Homelessness, housing, and perverse incentives

  • Several argue there is a “homeless-industrial complex” or “nonprofit industrial complex” with incentives to keep problems unsolved to preserve funding.
  • One SF-focused subthread cites very high per-capita spending on homelessness and contrasts SF with cheaper but less generous cities like San Diego.
  • Others counter that homelessness is primarily driven by lack of affordable housing; nonprofits may be flawed but are not the root cause.

Root causes: housing vs addiction/mental health

  • One camp: affordability and supply constraints (zoning, NIMBYism, housing as an investment asset) are the primary drivers; drugs/mental illness are important but secondary.
  • Another camp: in West Coast cities, visible street homelessness is strongly linked to addiction and severe mental illness; simply adding units or vouchers won’t fix this cohort.
  • There is dispute over whether most homeless people are locals who lost housing or migrants “dumped”/drawn by services and climate; cited surveys and anecdotes conflict, and some data quality is called “unclear.”

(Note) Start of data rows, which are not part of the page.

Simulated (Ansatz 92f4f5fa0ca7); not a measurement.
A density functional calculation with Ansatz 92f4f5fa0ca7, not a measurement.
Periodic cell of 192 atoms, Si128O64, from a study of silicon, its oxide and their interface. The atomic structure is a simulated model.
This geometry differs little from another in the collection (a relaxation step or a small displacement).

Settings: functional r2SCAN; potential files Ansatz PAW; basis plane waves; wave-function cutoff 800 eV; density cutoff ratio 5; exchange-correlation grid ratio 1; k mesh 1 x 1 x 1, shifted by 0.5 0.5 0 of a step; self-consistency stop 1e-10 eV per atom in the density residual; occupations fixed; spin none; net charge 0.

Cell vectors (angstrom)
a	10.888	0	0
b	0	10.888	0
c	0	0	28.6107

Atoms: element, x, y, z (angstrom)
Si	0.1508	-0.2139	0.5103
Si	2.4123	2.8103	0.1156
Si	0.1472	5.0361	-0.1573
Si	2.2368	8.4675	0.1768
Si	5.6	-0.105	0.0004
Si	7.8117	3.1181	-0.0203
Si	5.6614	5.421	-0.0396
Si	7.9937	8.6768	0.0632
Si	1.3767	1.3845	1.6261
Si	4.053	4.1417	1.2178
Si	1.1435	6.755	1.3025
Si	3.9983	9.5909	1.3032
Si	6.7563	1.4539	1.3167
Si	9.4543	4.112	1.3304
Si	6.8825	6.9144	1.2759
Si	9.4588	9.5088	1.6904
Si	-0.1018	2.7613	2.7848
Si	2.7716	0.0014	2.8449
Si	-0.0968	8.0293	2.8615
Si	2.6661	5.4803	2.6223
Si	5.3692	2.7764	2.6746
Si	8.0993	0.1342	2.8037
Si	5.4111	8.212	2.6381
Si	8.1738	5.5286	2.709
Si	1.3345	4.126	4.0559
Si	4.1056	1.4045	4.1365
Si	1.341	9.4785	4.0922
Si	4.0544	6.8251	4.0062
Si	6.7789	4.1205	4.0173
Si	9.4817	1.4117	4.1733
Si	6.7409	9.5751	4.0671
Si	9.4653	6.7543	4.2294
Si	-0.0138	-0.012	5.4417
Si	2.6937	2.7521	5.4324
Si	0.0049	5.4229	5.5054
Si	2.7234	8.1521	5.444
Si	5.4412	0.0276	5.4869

International and structural comparisons

  • Examples invoked as “solutions” include Finland’s Housing First, Singapore’s social housing, German housing co-ops, and some Scandinavian regulatory models.
  • Others argue these cases are not easily transferable due to different demographics, political cultures, and land regimes; they see them as proof the problem is solvable in principle, not as ready-made blueprints.

Nonprofits vs government capacity

  • Many see heavy reliance on nonprofits as a sign of state failure: outsourced core functions with weak democratic oversight.
  • Proposed responses:
    • Rebuild public/state capacity and insource services.
    • Tighten procurement (competitive bidding, clear performance metrics).
    • Mandate granular financial transparency, audits funded by a small levy on nonprofit revenues, and caps on overhead/executive pay.
    • In housing, favor co-ops or tenant-owned associations over contractor nonprofits.

Political framing and rhetoric

  • Some view the article as a right-leaning, anti-“progressive” polemic that conflates anarchists, socialists, and neoliberals and leans heavily on criminal pasts of nonprofit staff.
  • Others think the tone is harsh but accept the core critique about corruption, regulatory capture, and lack of accountability in city–nonprofit relationships.